Meat processors and retailers have insisted that they are making sufficient effort to reduce food waste in the UK.
The issue was raised following the publication of the International Development Committee’s report on food security, which suggested retailers and manufacturers be penalised for wasting food.
The report said that between 30% and 50% of global food was wasted and recommended that the government “redouble its efforts” to reduce the level of food waste in the UK. “The government should also set targets for food waste reduction for producers and retailers and introduce sanctions for failure to meet the targets,” it said.
British Meat Processors Association (BMPA) director Stephen Rossides said his organisation supported the principle of reducing “unnecessary food wastage”.
“This, for example, was one of the reasons why we objected to the Commission’s actions in relation to desinewed meat (DSM) and mechanically separated meat (MSM) - in other words, that losing DSM would merely add to food waste and would also increase the environmental impact of waste disposal,” he said.

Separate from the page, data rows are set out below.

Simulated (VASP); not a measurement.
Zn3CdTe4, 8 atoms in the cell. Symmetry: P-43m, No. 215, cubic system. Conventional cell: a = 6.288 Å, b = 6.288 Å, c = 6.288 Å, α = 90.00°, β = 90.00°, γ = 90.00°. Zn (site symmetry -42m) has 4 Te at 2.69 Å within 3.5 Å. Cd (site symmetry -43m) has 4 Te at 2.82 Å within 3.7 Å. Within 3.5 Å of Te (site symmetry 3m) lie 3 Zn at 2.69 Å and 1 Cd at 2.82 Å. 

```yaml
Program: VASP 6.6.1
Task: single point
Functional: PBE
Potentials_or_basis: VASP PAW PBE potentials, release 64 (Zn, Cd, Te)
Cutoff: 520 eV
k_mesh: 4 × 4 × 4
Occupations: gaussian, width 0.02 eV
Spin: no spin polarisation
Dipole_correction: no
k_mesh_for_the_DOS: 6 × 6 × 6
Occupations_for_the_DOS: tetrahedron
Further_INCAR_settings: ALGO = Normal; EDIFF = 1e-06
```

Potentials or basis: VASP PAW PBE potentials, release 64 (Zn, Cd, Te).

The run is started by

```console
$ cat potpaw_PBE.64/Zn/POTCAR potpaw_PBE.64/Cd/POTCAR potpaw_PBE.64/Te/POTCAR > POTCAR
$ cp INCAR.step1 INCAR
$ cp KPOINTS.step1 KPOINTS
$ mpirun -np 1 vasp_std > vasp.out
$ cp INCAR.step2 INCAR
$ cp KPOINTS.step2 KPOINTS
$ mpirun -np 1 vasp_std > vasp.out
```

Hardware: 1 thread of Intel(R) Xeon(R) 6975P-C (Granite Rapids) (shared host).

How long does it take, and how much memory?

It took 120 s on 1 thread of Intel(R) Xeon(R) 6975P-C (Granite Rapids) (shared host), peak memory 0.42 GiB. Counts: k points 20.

Meanwhile, environment policy advisor for the British Retail Consortium (BRC) Alice Ellison said retailers in the UK had already taken a lot of measures against food waste, because any wastage is a dent in their profits. “There’s the Love Food Hate Waste campaign, which retailers are a part of. Retailers also have their own food waste campaigns,” she said.
Ellison noted that UK retailers were on track to achieve a 20% reduction on food waste levels by 2020, compared to levels in 2005.